I'm trying to find a way to numerically extract or estimate the axis of rotation for an arbitrarily shaped helix, which may be curved and have varying pitch and radius. (See here for an example.)
For instance, let's say I have a line (described by a position vector $\textbf{x}$) and an ortho-normal basis at every point (the line tangent $\textbf{t}$, normal $\textbf{n}$, and binormal $\textbf{b}$). If we parameterize the line by $s$, a helix $\textbf{h}$ can be generated using the following equation:
$$ \mathbf{h}(s) = \mathbf{x}(s) + R(s)[\cos(2\pi k s)\mathbf{n}(s) + \sin(2\pi k s)\mathbf{b}(s)] \tag{1} $$
where $R(s)$ can be considered the radius of curvature of the helix at $s$ projected onto the plane spanned by $\mathbf{n}$ and $\mathbf{b}$, and $k$ is a frequency related to the pitch.
Then is it possible, given only $\mathbf{h}(s)$, to get a "good" estimate of $\mathbf{x}(s)$ back?
Initial approach
My initial approach is to numerically calculate the helix's own tangent, normal, and binormal vectors using the following equations (and a finite difference approximation):
$$ \mathbf{t_{h}} = \frac{\mathbf{h}'}{\|{\mathbf{h}'}\|} \quad,\quad \mathbf{n_{h}} = \frac{\mathbf{t_{h}}'}{\|\mathbf{t_{h}}'\|} \quad,\quad \mathbf{b_{h}} = \mathbf{t_{h}}\times\mathbf{n_{h}} $$
$\|\mathbf{t_{h}}'\|$ is also the curvature $\kappa$, which is the inverse of the helix's radius of curvature $R_{h}$. Together, I can roughly estimate the helical axis as:
$$ \mathbf{x_{est}(s)} = \mathbf{h}(s) + R_{h}(s)\mathbf{n_h}(s) \tag{2} $$
To test $(2)$, I generated a helix using Equation $(1)$ and the following definitions: $$ \mathbf{x}(s) = (0, s^2,s)$$ $$ R(s) = 1.0 + 0.5 \sin(2s)$$ $$ k =1 $$
The results are provided by this link, where the purple line is $\mathbf{x_{est}}$ and the white line is $\mathbf{x}$ (the helix is colored by curvature). I don't consider this a "good" approximation of $\mathbf{x}$ and I'd like to do better.

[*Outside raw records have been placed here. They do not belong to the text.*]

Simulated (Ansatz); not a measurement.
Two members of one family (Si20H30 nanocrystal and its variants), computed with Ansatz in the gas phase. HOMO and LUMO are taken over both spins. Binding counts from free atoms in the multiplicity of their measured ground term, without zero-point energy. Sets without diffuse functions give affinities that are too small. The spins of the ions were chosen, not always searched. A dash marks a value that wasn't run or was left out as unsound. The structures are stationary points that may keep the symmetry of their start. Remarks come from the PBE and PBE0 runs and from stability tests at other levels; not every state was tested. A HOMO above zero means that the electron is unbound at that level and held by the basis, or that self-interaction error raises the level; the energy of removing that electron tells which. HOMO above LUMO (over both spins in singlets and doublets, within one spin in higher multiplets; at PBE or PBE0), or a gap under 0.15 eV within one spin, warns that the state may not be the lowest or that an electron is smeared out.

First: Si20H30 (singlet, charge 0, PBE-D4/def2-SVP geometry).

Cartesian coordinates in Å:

Also, Equation $(2)$ will fail completely if the pitch of the helix is large relative to the radius. I believe this is because the term $R[\cos(\ldots)\mathbf{n}+\sin(\ldots)\mathbf{b}]$ in equation $(1)$ is essentially the projection of $R_{h} \mathbf{n_h}$ onto the plane $\mathbf{t}$, so as the pitch increases, $\mathbf{n}_h \cdot \mathbf{n}$ tends to $0$ and $R_{h}$ more strongly overestimates $R$.
So I'm looking for an equation, algorithm, or technique to reduce the error between $\mathbf{x_{est}}(s)$ and $\mathbf{x}(s)$. I think the answer may be in estimating $R(s)$ and $\mathbf{n}(s)$ better, but it could be something completely different. Any suggestions are welcome.